The Thrive Questionnaire//

Fresh off the Boat’s Chelsey Crisp Gets Real About Why Validation Is Overrated

The actress shares what her career has taught her about embracing mistakes and rejection.

When you have the opportunity to ask some of the most interesting people in the world about their lives, sometimes the most fascinating answers come from the simplest questions. The Thrive Questionnaire is an ongoing series that gives an intimate look inside the lives of some of the world’s most successful people. 

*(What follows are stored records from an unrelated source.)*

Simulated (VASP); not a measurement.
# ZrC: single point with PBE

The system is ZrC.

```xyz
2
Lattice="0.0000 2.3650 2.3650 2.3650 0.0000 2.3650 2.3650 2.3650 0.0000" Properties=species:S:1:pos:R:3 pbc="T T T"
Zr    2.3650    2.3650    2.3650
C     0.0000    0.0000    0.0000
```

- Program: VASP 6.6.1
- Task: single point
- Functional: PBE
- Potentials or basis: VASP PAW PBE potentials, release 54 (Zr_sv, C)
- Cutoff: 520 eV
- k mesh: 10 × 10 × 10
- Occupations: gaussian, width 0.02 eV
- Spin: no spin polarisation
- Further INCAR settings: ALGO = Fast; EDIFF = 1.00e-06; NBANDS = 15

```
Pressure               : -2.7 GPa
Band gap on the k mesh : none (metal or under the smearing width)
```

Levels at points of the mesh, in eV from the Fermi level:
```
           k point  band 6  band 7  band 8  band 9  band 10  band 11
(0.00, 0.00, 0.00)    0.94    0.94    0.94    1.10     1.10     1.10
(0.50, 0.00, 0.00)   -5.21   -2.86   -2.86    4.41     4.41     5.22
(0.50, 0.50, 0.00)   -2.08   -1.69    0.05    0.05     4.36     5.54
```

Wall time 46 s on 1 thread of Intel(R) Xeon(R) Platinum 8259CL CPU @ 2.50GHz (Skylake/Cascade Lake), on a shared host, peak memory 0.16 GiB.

Comedian Chelsey Crisp wants us to stop taking rejection so seriously. As someone who got her start doing improv on stage, the Fresh off the Boat star knows a thing or two about slip-ups. However, after many failed auditions and a recent entrance into the unpredictable world of motherhood, Crisp has a new outlook on imperfections: Embrace them. “Having a background in improv, I found that mistakes are usually where the magic happens,” she tells Thrive. Crisp has stopped searching for validation, and now dedicates her energy to being grateful for the things she can control, a practice she hopes to pass on to her son one day.  

In her Thrive Questionnaire, Crisp shares how motherhood has reconnected her with her optimism – and disconnected her from her phone screen.

Thrive Global: What’s the first thing you do when you get out of bed?

Chelsey Crisp: I have a 10 month old son, so right now, I start my day when he does. My husband gets him out of the crib and brings him into our bed for a family snuggle. I never enjoyed mornings before!

TG: What gives you energy?

CC: Sleep. Having a baby made me painfully aware of how seriously sleep-deprivation affects the body. Now that he’s sleeping through the night, I’m as religious about adult bedtime as I am about my son’s. 

TG: What’s your secret life hack?

CC: Water, water, water. I carry a tumbler of water in my hand all day long. 

TG: Tell us about your relationship with your phone. Does it sleep with you?

CC: This is another area of my life that’s changing with motherhood. I don’t want to miss moments with my son, and the phone is a time-suck if I’m not careful. I’m by no means perfect, but I put it down a lot more than I used to. 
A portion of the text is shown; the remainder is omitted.